European Union celebrates the Paris Agreement on climate change
10-08-2016

European Union celebrates the Paris Agreement on climate change

The EU celebrated the Paris Agreement’s imminent entry into force with a ceremony at United Nations headquarters on Friday, claiming credit for pushing the treaty that seeks to curtail the emissions of greenhouse gases past its final hurdle.

Poland, an EU member state, deposited the documents necessary for joining the treaty during the ceremony, bringing the number of EU countries that are party to the deal to eight.

The Paris Agreement is set to take effect on Nov. 4 – 30 days after the number of countries ratifying the deal accounted for more than 55 percent of global emissions on Wednesday.

“Thanks to this, the second condition necessary for this international agreement to enter into force was met and the EU has triggered the action,” said Slovak Environment Minister Laszlo Solymos, whose country currently holds the rotating Presidency of the Council of the European Union.
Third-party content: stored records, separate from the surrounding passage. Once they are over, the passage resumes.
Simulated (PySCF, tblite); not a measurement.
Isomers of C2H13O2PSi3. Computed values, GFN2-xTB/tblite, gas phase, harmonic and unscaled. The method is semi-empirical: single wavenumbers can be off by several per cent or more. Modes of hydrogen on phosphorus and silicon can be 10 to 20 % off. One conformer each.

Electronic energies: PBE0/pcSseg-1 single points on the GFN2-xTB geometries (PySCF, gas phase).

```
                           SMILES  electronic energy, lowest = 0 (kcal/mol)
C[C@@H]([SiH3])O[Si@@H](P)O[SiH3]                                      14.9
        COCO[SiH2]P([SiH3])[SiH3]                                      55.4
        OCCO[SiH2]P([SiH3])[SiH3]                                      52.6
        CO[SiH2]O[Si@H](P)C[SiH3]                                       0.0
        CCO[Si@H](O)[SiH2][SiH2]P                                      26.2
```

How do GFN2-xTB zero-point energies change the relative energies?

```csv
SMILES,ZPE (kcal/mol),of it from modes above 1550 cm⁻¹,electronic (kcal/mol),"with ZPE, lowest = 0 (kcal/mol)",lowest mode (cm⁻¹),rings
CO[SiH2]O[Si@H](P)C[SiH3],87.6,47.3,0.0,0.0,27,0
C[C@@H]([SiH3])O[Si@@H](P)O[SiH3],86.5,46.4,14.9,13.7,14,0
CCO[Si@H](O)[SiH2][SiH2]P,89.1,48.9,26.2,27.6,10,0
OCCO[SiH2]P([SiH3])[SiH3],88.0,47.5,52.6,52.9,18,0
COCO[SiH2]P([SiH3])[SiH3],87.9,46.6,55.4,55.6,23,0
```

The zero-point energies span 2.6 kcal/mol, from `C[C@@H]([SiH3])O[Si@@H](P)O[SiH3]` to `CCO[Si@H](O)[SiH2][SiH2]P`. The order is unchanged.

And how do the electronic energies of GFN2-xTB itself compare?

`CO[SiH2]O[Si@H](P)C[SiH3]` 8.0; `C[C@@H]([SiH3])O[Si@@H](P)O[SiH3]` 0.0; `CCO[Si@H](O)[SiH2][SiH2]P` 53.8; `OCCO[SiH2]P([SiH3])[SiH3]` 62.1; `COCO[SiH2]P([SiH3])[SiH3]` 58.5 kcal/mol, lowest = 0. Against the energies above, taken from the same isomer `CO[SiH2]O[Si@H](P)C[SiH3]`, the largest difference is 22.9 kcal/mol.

U.N. deputy spokesman Farhan Haq said Bolivia, Nepal and Canada joined EU countries Austria, France, Germany, Hungary, Malta, Portugal and Slovakia in depositing their ratifications Wednesday and that all those countries would be considered to have pushed the treaty over the threshold together.

The Paris Agreement which was adopted by consensus on Dec. 12, 2015, commits rich and poor countries to take action to curb the rise in global temperatures that is melting glaciers, raising sea levels and shifting weather patterns. It requires governments to present national plans to reduce emissions to limit global temperature rise to well below 2 degrees Celsius (3.6 degrees Fahrenheit).

But the treaty stipulated that it would only enter into force 30 days after at least 55 countries accounting for at least 55 percent of global emissions deposited their instruments of ratification at the U.N.

On Sept. 21, 31 countries formally joined the accord, bringing the total number to 60 but because they only accounted for a little less than 48 percent of emissions, the agreement remained in limbo.

Meanwhile, a number of European countries that had ratified the agreement and could have potentially triggered the accord, could not join because EU rules required them to enter as bloc – only after all 28 member states’ parliaments each approved the deal.

This created a sticky situation for the EU – which accounts for 12 percent of global emissions and prides itself on being a leader in the fight against global warming – until last week when diplomats crafted an exception allowing individual nations to sign on.

As of Friday, 75 parties accounting for 59.9 percent of emissions had joined.

Miguel Arias Canete, the EU’s commissioner for climate action and energy, said he expected more European countries to ratify the accord soon.

“Never before has an important agreement been ratified so quickly and so well,” Canete said. “This is a clear sign of the political will to accelerate the transition to a low carbon economy and we need that in bucket loads because climate change is wreaking havoc across the globe now as we sit here.”